Before May 22, 2003, the Cleveland Cavaliers were noteworthy to me for the following reasons: Michael Jordan hit “The Shot” against them, The West Wing had an ongoing joke about them, and their old logo looked like the sign for a shady sandwich shop off the Jersey shore. That’s it. The Cavaliers were one of those irrelevant franchises in sports, existing solely to act as the foils to the real contenders — the NBA’s extras, essentially. In any sports league, there are perpetual champions and perpetual losers. The Cavaliers, before May 22, 2003, were perpetual losers. They consistently served their role well.
And then, on May 22, 2003, everything finally came up Milhouse. After yet another miserable season, the Cavaliers secured the first pick at the 2003 NBA Draft Lottery, allowing them to select home-state hero and can’t-miss teenage phenom LeBron James. Because the right Ping-Pong ball came up at just the right time, the Cavaliers’ next two decades were completely different from anything before. They went from supporting players to stars, anonymous nobodies to the team with the best player and best-selling jersey on the planet, ultimately reaching five NBA Finals and winning their first-ever championship in 2016. It all happened because of that lottery. And it easily could have turned out differently. The Detroit Pistons (who notoriously picked all-time flop Darko Milicic) and the Denver Nuggets (who picked Carmelo Anthony, a likely Hall of Famer who will nevertheless be known forever as Not LeBron James) had just as strong of odds to get that No. 1 pick. But the Cavs lucked out. Nothing about them, or the NBA, has been the same since.

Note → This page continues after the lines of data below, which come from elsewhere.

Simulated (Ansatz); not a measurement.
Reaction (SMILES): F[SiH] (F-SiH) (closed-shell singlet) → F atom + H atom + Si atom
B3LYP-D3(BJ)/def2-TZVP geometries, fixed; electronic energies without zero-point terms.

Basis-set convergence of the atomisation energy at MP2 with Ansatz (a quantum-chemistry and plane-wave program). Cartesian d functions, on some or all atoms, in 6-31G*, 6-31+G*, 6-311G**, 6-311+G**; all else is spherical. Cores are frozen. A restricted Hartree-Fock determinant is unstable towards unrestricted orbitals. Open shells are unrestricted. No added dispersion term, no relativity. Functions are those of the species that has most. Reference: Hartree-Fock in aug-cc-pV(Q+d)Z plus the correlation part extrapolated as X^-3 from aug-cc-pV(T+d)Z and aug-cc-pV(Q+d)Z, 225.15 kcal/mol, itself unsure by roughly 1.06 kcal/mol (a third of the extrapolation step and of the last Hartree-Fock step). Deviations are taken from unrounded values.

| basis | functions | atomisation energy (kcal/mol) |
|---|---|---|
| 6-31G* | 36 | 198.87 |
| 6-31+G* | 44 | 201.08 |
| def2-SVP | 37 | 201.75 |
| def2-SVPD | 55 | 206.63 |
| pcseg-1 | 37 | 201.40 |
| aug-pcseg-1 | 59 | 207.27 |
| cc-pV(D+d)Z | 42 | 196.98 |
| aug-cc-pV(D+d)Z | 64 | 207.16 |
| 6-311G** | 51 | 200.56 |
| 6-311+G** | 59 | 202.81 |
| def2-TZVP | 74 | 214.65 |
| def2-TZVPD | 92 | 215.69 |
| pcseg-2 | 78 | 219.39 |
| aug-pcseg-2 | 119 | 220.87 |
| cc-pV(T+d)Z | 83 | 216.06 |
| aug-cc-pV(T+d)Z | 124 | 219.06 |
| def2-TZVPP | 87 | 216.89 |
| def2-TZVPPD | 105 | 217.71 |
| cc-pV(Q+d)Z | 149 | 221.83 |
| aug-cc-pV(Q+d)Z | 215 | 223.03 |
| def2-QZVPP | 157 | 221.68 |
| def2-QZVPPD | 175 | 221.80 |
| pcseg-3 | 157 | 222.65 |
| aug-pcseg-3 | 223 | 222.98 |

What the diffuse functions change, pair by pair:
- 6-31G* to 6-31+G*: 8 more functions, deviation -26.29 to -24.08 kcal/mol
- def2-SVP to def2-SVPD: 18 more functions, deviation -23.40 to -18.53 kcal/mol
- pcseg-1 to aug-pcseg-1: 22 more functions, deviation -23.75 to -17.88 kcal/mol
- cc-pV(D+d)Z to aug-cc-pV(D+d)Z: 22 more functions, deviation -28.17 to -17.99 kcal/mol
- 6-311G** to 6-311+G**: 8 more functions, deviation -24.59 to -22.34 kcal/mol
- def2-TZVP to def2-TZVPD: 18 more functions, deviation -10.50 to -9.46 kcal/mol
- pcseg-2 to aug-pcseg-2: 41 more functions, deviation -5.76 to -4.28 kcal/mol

Tuesday night, the most important NBA Draft Lottery since 2003 will take place in Chicago, shortly before game one of the Western Conference Finals between the Denver Nuggets and LeBron’s Los Angeles Lakers. Sports history may change again thanks to the placement of Ping-Pong balls, but really thanks to this man:
There has never been a draft prospect, or maybe even human being, like 19-year-old Frenchman Victor Wembanyama. First off, he’s seven-foot-five (seven-foot-five!) but not oafish or hulking like Shaq or Yao Ming: He’s lithe, fast, and smooth like a point guard. He possesses incredible ball-handling skills and an ability to hit the open man on a fast break. In the French professional league where he’s been dominating players who have been playing for a decade, he’s known for court awareness above anything else, and that’s saying a lot, considering he has the wingspan of a supersize condor. Also, he can shoot. It seems sort of unfair that he can shoot.
How good is he? Giannis Antetokounmpo, one of the best players in the NBA and the sort of physical specimen the league has never seen before, said, “He has a chance to be the best to ever play this game. You have to get ready for this kid.” This kind of talk wasn’t the universal norm for LeBron, by the way: Then-Lakers coach Phil Jackson famously said James “didn’t belong in the NBA,” leading to a 15-year feud between the two. No one is saying Wembanyama doesn’t belong. Quite the opposite: Giannis worries the league won’t be able to handle him.
Again, check out what this person — whose games nba.com has been streaming for months now — can do:
Suffice it to say, he’s going to change the league. But more to the point: He’s going to change one benighted team’s future for the next several decades. And Tuesday night, we’ll find out which one will be rewarded handsomely for being terrible.
There are six teams with 9 percent or better odds of landing Wembanyama:
Detroit Pistons (14 percent)
Houston Rockets (14 percent)
San Antonio Spurs (14 percent)
Charlotte Hornets (12.5 percent)
Portland Trail Blazers (10.5 percent)
Orlando Magic (9.0 percent)
There are other teams with smaller chances: Indiana (6.8 percent), Washington (6.7), Utah (4.5), Dallas (3.0), and so on.
But even a one-percent chance (Toronto!) feels like a big deal. Whoever wins this lottery will immediately become one of the most valuable franchises in all of American sports. If history tells us anything, the lucky team is likely to win a championship in the next decade; the unlucky ones will remain the lousy, boring franchises they are right now — this generation’s NBA extras.
And it’s not just the teams; it’s the cities themselves. You don’t think Detroit, or Portland, will be electrified to have someone like Wembanyama for the next decade? Giannis has changed the city of Milwaukee forever just by his presence — you can’t walk through that town without seeing his face on every corner. Wembanyama could do the same thing.
There is an extremely important basketball game on Tuesday night, pitting two-time MVP Nikola Jokic and his Nuggets against LeBron James and the Lakers. But even though that matchup will take place after the draft, it feels like the undercard. The entire sporting universe, and beyond, is going to change at 8 p.m. ET on Tuesday. Hundreds of millions of dollars will go to one franchise, and city, rather than another. All because of something that has nothing to do with sports at all. You can enjoy all the dunks you want; it’ll be Ping-Pong balls that provide the real drama on Tuesday night.